Gullah Gone: Preserving the Land, Water and Culture of the Sea Islands
African Americans on St. Helena Island, South Carolina, have been farming and fishing their land since the Civil War. Now they must choose whether to sell their pristine coastline to retire in luxury, or find a way to preserve their way of life for their children.
This one-hour documentary follows African American landowners as they struggle to make a living off land their families have owned since Reconstruction.
St. Helena Island is a magical place on the South Carolina coastline. African Americans have farmed and fished here for centuries: first as plantation slaves, then as freedmen owning small subsistence operations. It’s now one of the last farming communities on the East Coast that hasn’t been swallowed up by development. But the Gullah / Geechee traditions here are in danger.
Can the residents pass their heritage on to another generation? Or will the pristine nature of the land and water be lost forever?

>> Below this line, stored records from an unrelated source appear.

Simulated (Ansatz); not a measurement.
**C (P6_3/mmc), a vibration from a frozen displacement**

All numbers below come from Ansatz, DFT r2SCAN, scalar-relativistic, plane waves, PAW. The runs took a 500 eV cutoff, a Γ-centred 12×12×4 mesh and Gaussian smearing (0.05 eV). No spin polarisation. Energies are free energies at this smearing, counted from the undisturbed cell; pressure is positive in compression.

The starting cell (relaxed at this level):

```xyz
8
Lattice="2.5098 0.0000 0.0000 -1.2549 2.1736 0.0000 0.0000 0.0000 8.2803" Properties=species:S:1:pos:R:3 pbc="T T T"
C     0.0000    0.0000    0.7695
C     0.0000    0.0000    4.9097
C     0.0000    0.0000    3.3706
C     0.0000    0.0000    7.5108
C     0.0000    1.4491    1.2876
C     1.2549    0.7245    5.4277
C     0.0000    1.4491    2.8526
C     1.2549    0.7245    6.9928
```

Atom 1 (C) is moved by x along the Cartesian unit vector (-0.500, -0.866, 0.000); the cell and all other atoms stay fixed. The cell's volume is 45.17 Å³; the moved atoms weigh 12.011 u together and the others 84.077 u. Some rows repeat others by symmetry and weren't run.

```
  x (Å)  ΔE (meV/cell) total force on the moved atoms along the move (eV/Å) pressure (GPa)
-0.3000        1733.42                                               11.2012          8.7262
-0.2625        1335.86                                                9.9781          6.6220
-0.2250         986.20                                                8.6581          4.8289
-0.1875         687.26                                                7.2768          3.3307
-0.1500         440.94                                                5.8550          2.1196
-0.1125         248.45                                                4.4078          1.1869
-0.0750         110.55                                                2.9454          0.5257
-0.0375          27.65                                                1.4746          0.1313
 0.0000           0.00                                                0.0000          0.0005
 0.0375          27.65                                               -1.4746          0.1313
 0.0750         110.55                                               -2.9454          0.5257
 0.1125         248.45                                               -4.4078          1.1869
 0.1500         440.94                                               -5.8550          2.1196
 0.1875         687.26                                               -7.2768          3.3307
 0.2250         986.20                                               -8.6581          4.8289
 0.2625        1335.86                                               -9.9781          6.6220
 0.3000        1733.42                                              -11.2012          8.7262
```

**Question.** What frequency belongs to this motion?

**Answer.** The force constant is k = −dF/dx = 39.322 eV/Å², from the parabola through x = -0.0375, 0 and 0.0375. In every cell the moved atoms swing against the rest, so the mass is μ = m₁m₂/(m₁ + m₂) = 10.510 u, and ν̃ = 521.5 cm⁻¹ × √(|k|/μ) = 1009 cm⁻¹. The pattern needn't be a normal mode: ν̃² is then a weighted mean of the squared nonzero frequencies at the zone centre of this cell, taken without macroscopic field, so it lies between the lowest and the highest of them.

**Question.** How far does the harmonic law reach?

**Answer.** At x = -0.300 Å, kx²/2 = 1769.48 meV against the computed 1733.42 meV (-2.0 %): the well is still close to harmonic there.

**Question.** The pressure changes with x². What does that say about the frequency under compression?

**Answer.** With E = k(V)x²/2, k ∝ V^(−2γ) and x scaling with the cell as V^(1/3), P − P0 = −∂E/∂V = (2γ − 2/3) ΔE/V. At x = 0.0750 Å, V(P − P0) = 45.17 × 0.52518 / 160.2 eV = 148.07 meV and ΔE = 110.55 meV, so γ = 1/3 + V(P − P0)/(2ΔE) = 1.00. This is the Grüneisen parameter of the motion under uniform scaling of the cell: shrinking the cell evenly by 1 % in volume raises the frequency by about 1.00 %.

The filmmakers have spent years on the island documenting landowners and fishermen. Along the way we explore the challenges of sustainable agriculture, the effort to keep young people on the island, and the growing network that helps families stay on their land.
In the end, the residents show tenuous optimism about the future of the island. The answers involve blending traditional knowledge with modern techniques. Witty characters and stunning scenery transport viewers to one of America’s last hidden treasures.